This blog is intended to go along with Population: An Introduction to Concepts and Issues, by John R. Weeks, published by Cengage Learning. The latest edition is the 12th (it came out in 2015), but this blog is meant to complement any edition of the book by showing the way in which demographic issues are regularly in the news.

If you are a user of my textbook and would like to suggest a blog post idea, please email me at: john.weeks@sdsu.edu

Monday, May 12, 2014

What's in Store for Syrian Refugees in Sweden?

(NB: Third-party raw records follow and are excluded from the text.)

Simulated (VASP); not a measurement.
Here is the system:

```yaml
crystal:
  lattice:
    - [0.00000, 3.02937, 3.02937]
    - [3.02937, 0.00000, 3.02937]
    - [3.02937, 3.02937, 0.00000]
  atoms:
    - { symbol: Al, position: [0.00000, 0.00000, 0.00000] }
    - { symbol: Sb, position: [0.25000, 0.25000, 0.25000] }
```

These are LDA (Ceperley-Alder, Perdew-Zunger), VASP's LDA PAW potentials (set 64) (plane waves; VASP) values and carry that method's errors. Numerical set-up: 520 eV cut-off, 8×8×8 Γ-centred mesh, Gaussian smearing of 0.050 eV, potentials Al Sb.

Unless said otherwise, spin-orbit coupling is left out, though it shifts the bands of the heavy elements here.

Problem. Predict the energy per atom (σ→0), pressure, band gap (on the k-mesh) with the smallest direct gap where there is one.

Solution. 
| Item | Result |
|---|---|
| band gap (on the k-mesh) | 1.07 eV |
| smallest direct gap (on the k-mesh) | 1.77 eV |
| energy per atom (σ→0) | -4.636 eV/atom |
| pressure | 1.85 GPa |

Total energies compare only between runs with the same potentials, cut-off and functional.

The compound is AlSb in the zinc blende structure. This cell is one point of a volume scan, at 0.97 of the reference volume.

The conflict in Syria keeps on keeping on, and the refugees continue to seek a home elsewhere. Last December I commented on a NY Times story that the most sought-after destinations for Syrian refugees were Germany and Sweden, even if only a small fraction actually make it there. But what can they actually expect if they make it there? A recent report from the Migration Policy Institute in Washington, DC gives us a glimpse of the possibilities:
The report shows that employment rates during newcomers’ initial years in Sweden are relatively depressed for low-educated refugees and migrants who come based on family ties, in comparison to natives and labor migrants from EU countries. Since Sweden's refugees and family arrivals are not selected through employment-related criteria, they are likely to lack locally in-demand skills and are often out of work in the years immediately after arrival. The obstacles these groups face can be exacerbated by certain features of Sweden’s labor market, such as high minimum wages, a relatively small pool of low-skilled jobs, and stringent employment protection for permanent work.
In other words, it won't be easy, although if they can stick it out for a few years, things are likely to improve. In the meantime, the report notes that 15 percent of Sweden's population is foreign-born--higher than in the US--and there is bound to be a xenophobic backlash sooner or later.